Lecture 2: Systems Programming

🎥 Lecture video (Brown ID required)
💻 Lecture code
❓ Post-Lecture Quiz (due 11:59pm, Tuesday, February 1).

Context: The CS300 Journey

After the first lecture, you may have wondered why understanding the details of how your computer works is so crucial. How does this understanding affect your goals, such as becoming a software engineer in industry or an academic computer science researcher? The answer is, beyond a natural thirst for knowledge, that this kind of understanding will make you a much better, more versatile, and more valuable computer scientist and engineer.

Some reasons why systems programming and understanding the machine matters:

Interpreting Bytes In Memory

Why are we covering this?
The only place where a computer can store information is memory. It's up to the systems software and the programs that the computer runs to decide what these bytes actually mean. They could be program code, data (integers, strings, images, etc.), or "meta-data" used to build more complex data structures from simple memory boxes. Understanding how complex programs boil down to bytes will help you debug your program, and will make you appreciate why they behave the way they do.

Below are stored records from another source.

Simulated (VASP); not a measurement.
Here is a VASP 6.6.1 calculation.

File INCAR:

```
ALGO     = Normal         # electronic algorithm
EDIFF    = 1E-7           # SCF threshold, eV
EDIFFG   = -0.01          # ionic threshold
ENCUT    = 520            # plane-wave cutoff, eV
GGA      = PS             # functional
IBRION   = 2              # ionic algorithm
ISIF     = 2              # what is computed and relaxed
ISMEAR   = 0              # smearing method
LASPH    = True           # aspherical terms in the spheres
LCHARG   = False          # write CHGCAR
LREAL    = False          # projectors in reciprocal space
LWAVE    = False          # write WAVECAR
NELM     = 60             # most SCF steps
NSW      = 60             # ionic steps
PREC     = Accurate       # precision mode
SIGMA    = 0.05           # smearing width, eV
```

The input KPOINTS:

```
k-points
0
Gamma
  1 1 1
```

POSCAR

A common question at this point in the course is how the computer knows which bytes in memory belong together, and what sort of data (e.g., an int, long, or string/image) a given byte is part of. The answer is that the computer does not know, and that the same byte can mean different things depending on how a program chooses to interpret its numeric value. At the end of this section, you'll understand this notion of using the same bytes in different ways..

We will build this up from first principles. Start with add.c, which is a C program that serves a simple purpose: it reads numbers from the command line and adds them. Let's disect the code, and you'll get immersed in the basic structure of a C program, as well as seeing the crucial add() function that we'll use to explore how programs are just bytes in memory.

A Simple C Program
C Programming Resources
We'll go through the basics of C (and later C++) in lectures, but in an "immersive" way: we'll come across language features are we are trying to understand fundamental concepts of systems. Check out our C/C++ Primers if you're looking for step-by-step language tutorials or links to detailed language references.
#include <stdio.h>   // <== import standard I/O (fprintf, printf)
#include <stdlib.h>   // <== import standard library

int main(int argc, char* argv[]) {  // <== starting point of our program
    if (argc <= 2) {
        fprintf(stderr, "Usage: add A B\n\
    Prints A + B.\n");   // <== print error message if arguments are missing. "\n" is a newline character!
        exit(1);
    }

    int a = strtol(argv[1], 0, 0);  // <== covert first argument (string) to integer
    int b = strtol(argv[2], 0, 0);  // <== same for second argument
    printf("%d + %d = %d\n", a, b, add(a, b));  // <== invoke add() function, print result to console
}

What's going on here? Every C program's execution starts with the main() function. This is one of the things that the C language standard, a long, technical document, prescribes. Our program checks if the user provided enough arguments and prints an error if not; otherwise it converts the first two arguments from strings to integers using strtol() (a standard library function), calls add() on them and returns the results.

How do the argc and argv arguments to main() get set, and how is main() called?
Your computer's operating system (OS) is responsible for starting up the program, and does some prep. The command line program you're using (this is called a "shell") makes sure to put the argument count (argc) and argument values in boxes at well-known memory addresses before the OS starts your program.

Let's try to compile this program.

$ gcc -o add add.c

There's an error, because we haven't actually provided an add() function. Let's write one.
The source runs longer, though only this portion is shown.